Short distance buses
Short distance buses, also known as micros have a wide range of routes with cheap fares ranging from US$0.33 for a short trip.All buses are clearly numbered with a sign on the bus indicating the final destination. However final destinations can be the same for different routes, so make sure you carefully research the route you should take if you are getting off before the last stop.
Upon boarding, you will have to mention your destination and you will be issued a ticket which you should keep in case of inspection. Most bus drivers may not be able to communicate in English so a sound idea of your destination is highly advisable. Pickpockets often trawl micros so keep a close eye on your belongings.
Long distance buses
Chile has a variety of long-distance bus systems and known for their efficiency, however, prices and standards vary respective to the bus company you opt for. All major Chilean cities boast a variety of bus terminals with clearly-displayed timetables however it is important to take into account that many roads consist of gravel and dirt, leaving you in for a bumpy ride.

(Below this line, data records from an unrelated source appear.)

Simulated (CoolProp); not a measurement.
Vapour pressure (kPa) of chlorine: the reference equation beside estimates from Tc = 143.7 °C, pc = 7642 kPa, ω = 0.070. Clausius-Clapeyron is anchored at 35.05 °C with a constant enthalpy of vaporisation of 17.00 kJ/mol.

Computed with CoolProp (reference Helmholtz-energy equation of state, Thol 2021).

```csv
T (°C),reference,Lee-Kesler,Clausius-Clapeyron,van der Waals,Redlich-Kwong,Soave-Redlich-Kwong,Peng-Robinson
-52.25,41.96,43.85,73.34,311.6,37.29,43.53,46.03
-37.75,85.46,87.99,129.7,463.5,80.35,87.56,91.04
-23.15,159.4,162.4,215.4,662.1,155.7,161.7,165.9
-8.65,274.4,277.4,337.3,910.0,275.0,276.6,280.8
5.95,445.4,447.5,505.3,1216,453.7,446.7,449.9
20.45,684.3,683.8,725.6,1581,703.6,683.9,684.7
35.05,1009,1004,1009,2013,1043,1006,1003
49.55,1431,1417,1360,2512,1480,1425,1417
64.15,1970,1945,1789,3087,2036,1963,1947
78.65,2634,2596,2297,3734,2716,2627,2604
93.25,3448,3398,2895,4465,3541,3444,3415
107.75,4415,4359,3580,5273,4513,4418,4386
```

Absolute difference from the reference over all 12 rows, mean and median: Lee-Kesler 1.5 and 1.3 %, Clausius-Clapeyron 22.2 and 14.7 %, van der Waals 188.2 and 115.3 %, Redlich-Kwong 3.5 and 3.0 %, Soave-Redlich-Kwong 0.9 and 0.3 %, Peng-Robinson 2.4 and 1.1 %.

Long-distance buses usually have toilet facilities and some offer beverages and food on board. There are usually three types of seats on offer when choosing your ticket “Clásico”, “Semi-Cama” and “Cama”. The first is a standard bus seat, the second partially reclines back with a footrest and the latter reclines fully like a bed and comes with a pillow and blanket.
The two main bus companies in Chile are Pullmanand Tur Bus. Both have a wide network of destinations around the country and have frequent traveler loyalty discounts. Promotions, also known as ofertas can be found outside the main summer season and students and pensioners can take advantage of discounts on their journeys. It is important to note that it may be difficult for expats and tourists to buy bus tickets online due to the fact many companies request you provide an RUT number (Chilean identification number.)
The Metro in Santiago is known as one of Latin America’s most extensive system with 5 lines and 108 stations making it the second largest after Mexico city. On weekdays the metro runs from 5am-12am, on Saturdays 6am-12am and on Sundays 8am until 11.30pm. The metro is part of the Transantiago, an integrated public transport network that also serves major bus routes.
The fare system on the metro includes an integrated fare, allowing a mixture of bus and metro services to be included on your route. A smart card called Bip! can be bought at all major ticket offices at a price of US$2.50, topped up with a minimum of US$2. During rush hour, fares cost around US$0.16 and are reduced to US$0.04 during low use hours. Senior citizen and student fares are also available.
Trains are slowly being pushed out the transport market by buses. Their lack of modernisation and infrequent timetables have made buses a far more popular choice however they offer more space and a variety of services on board including bars and sometimes restaurants. Trains run from Santiago, south until Talca, and from Chillán to Temuco and all leave from Estación Central. There is fast and reliable light rail service between Santiago and San Fernando called Metrotren.